Unfortunately, "organisation values" is sometimes an initiative suggested by a management consultant, the communications department or the HR department, and it sounds like a "good thing to do". But if done hastily, without enough management time and attention, there is no buy-in and common understanding among large sections of the organisation. Not surprisingly, in such cases, it never gets farther than some power-point presentations, and posters and honourable mentions in the induction programme. Even more dangerous, it can actually create cynicism when the senior leadership is not seen to be living up to and abiding by the values of the organisation.

But let us say that we are in an organisation where the top management actually has a common set of values and it wants the same values reflected in its ways of working. Red Dot certainly appears to be in this category, which is laudable. Mahir has created a team, which has the same values of fair play and mutual trust as he does. This is the first step in creating an organisation that not only has common values, but actually lives by them. However, it is not clear if the values at Red Dot have been defined clearly in the organisation and shared with employees, vendors and partners; this would have then enabled a path for Indira to discuss with HeadsUp, and she should have.

An organisation, which is committed to its values should look at the following aspects:

Start with the top team and ensure buy in: Values, which drive culture, have to be led from the top. The leadership team has to be cohesive in what it truly believes in. Sometimes, the leadership team may be a disparate set of people with different value systems. It is worthwhile for the top team to spend time together, to arrive at what they are willing to sign up for as a team. When there is a new recruit into the top team, the alignment with these values should be a crucial determinant in the selection process.

Keep it simple: three-four key values — defined well in terms of what they mean, how does it manifest in behaviour, what behaviours will not be tolerated — is the next step. This is not a laundry list of all worthwhile values but the crucial few that is most important for the organisation for its long-term sustainability and growth.

Some organisations make this a part of their "business principles" or part of their mission statement. What is important is to provide clarity on what we stand for and what we will not tolerate — in our employees and in our partners.

Communicate the values to employees and all stakeholders: This can be done at a wide variety of interfaces and contact-points — induction, appraisals, contracts, employer and organisation branding, etc.
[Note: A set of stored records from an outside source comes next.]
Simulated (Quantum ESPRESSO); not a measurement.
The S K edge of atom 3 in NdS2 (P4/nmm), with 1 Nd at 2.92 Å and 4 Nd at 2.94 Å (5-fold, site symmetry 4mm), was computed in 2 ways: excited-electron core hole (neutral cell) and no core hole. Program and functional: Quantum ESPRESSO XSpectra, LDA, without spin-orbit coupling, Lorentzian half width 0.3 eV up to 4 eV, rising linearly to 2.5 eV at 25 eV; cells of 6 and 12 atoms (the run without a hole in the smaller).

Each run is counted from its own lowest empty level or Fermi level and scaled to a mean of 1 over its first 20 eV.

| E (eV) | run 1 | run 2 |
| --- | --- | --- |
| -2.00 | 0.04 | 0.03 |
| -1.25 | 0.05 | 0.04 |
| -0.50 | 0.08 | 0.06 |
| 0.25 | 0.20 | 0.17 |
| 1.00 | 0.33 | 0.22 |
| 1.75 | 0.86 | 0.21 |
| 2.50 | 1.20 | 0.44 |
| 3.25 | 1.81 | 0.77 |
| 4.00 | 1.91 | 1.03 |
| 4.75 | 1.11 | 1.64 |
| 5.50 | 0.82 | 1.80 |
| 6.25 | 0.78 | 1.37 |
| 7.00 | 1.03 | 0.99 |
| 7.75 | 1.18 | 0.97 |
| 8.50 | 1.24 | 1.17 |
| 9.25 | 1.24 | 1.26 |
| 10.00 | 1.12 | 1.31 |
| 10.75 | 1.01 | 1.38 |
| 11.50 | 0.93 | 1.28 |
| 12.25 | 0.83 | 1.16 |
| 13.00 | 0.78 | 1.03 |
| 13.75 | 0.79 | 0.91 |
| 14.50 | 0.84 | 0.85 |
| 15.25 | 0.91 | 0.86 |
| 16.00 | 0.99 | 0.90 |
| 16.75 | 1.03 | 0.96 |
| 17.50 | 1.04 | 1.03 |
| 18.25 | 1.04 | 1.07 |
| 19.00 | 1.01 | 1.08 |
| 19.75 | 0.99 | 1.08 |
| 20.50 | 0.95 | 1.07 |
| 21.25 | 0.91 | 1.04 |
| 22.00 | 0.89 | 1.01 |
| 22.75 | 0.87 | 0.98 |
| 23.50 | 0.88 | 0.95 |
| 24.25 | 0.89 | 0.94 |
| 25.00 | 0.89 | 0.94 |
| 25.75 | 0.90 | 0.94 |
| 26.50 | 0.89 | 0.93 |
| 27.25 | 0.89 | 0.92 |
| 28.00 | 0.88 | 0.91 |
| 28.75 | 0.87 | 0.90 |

Leaders should look-out for ‘critical incidents': This is, by far, the most important part of the process. If employees have to weave the organisation's values into the way they work, this needs more than the mandatory mention in the induction programme. It is important to remember that employees not only watch what top management pays attention to: they watch even more carefully what the leadership team does not pay attention to! If the management ignores a key violation of its espoused values by an employee (sometimes a star employee!) or it takes a business decision, which is seen as contradicting a stated value, it takes almost no time for the employees to figure out that these are merely words on paper.

It is here that Jatin, however well meaning, has made a serious mistake. Not following through on a customer complaint is a way of ensuring that employees conduct business by their individual value systems and not necessarily what the organisation wants to live by. Indeed, an organisation's response to complaints — whether by customers or other stakeholders is one of the most powerful means of communicating what it really stands for. Mahir's mention of the Richard Branson example is a case in point. Good leaders always look out for such ‘critical incidents' to reinforce the values of the organisation. When a critical incident occurs, it should not only be addressed by the leader, but the actions taken must also be communicated to all stakeholders.

Mahir should also follow up with Jatin on his lack-of-sufficient action over the issue. He may be doing Jatin a favour. On the other hand, if he realises that HeadsUp works on a different value system, which contradicts the very essence of what he would like Red Dot to stand for, he must use this as a ‘critical incident' opportunity to demonstrate the same. Going forward though, it would be judicious to make the "terms of engagement" clear in all partner contracts to ensure that there are no misunderstandings later.

Priya Gopalakrishnan, an IIM-A graduate, is the HR Director at ING Vysya Life Insurance. The views expressed here are personal.

(This story was published in Businessworld Issue Dated 02-11-2009)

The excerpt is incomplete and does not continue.